Monday, July 14, 2008
How to know satire is working
Some people will get it.
Some people won't.
The "people who don't get it" are usually the ones who "the people who get it" are laughing at.
Some people will say, "While I get it, others won't. So it will have the opposite effect that it intended." These people are the "smart" people who publish newspapers and appear on TV and usually act like they know more than you or me.
Some people will say, "This is untrue and shameful," and they will be correct, because the untruth and shamefulness is at the heart of the humor. However the people who say, "This is untrue and shameful" are usually the people at whom the humor is aimed. Or they are the friends, or employees of the people at whom the humor is aimed.
Some people will say, "It's not funny." Satire is not necessarily funny. Satire is usually not funny to those being satirized.
Satire can use humor, but it can also use exaggeration, derision, parody, ridicule, irony, magnification and misrepresention to hold human faults and follies up to censure.
Good satire should make anyone who witnesses it, gasp.
Here was Jonathan Swift, from A Modest Proposal, on the problem of Irish overpopulation in the 18th century:
I have been assured by a very knowing American of my acquaintance in London, that a young healthy child well nursed is at a year old a most delicious, nourishing, and wholesome food, whether stewed, roasted, baked, or boiled; and I make no doubt that it will equally serve in a fricassee or a ragout.
So, the New Yorker cover, of Barack Obama as a radical Muslim, and Michelle Obama as a resurrected Black Panther, meets all the tests of satire.

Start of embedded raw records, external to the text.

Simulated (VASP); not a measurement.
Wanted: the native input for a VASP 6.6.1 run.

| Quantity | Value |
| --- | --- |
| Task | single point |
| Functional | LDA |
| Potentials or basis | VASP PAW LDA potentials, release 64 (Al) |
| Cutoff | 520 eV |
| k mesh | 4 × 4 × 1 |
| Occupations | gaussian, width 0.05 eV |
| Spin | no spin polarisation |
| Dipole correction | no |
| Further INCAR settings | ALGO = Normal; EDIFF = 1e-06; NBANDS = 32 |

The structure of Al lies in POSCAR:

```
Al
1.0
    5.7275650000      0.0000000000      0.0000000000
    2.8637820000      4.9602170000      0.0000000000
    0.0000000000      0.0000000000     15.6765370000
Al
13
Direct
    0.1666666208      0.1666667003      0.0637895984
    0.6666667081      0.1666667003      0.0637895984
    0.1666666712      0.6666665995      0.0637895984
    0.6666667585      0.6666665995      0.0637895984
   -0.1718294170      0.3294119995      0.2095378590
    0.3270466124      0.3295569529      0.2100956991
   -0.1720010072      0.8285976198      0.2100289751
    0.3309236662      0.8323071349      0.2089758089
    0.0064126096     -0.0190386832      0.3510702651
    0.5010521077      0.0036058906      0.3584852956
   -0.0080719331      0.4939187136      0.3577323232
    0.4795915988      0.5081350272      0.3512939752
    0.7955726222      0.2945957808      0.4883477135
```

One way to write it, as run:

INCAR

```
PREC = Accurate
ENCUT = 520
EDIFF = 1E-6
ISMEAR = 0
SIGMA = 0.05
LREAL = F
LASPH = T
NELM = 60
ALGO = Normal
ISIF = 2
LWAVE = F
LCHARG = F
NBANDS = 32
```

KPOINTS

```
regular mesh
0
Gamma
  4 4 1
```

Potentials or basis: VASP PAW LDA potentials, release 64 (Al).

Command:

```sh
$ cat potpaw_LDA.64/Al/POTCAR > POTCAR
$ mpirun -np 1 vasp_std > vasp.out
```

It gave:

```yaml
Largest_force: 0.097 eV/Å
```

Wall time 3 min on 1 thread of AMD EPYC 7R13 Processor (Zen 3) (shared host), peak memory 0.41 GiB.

It holds up for censure, uninformed right-wing xenophobes, the press who bolsters the rumors spread by right-wing xenophobes, politicians, political writers, candidates, pundits and a less-than-rigorous fourth estate.
When the days after its release are spent with panelists on political talk shows debating the tastefulness of the cover, its effect on politics, its reflections on the judgment of the editor and the cartoonist, when the Obama campaign said that most readers would find it "tasteless and offensive, when the New York Times mistakenly thinks the cover is a joke about Obama, when Colin McEnroe calls release of the cover "nightmarishly bad judgment", when fellow cartoonists feel that the cartoon should have had a title, or shown a right-winger painting the picture, or was simply "shallow and non-contextual," when people like Democratic analyst Tanya Acker says, "if it were clear it were satire, or rather if the Obama's didn't so often have to address a lot of the rumors that were here being satirized, then it would be a lot funnier," then, you know the cover has done it's work.
Has it shocked people? Yes. Have most people understood the satire? Yes. Have many people, too ignornant, or too connected not appreciated the satire? Yes. Will it be remembered along with other, famous, satirical magazine covers? Yes. Has the New Yorker been a rare example of a magazine which has opposed the heinous actions of the Bush administration since it took office, and been a defender of Barack Obama since the beginning of his candidacy. Yes. Has the cover gotten people talking? Yes. Will it sell magazines? Yes.
Then the cover has done its work.
I can't imagine that in the dark recesses where right-wing zealots, racists and intolerant xenophobes gather that there will be a surge in New Yorker subscriptions. But if there are, then the cover has done it's work.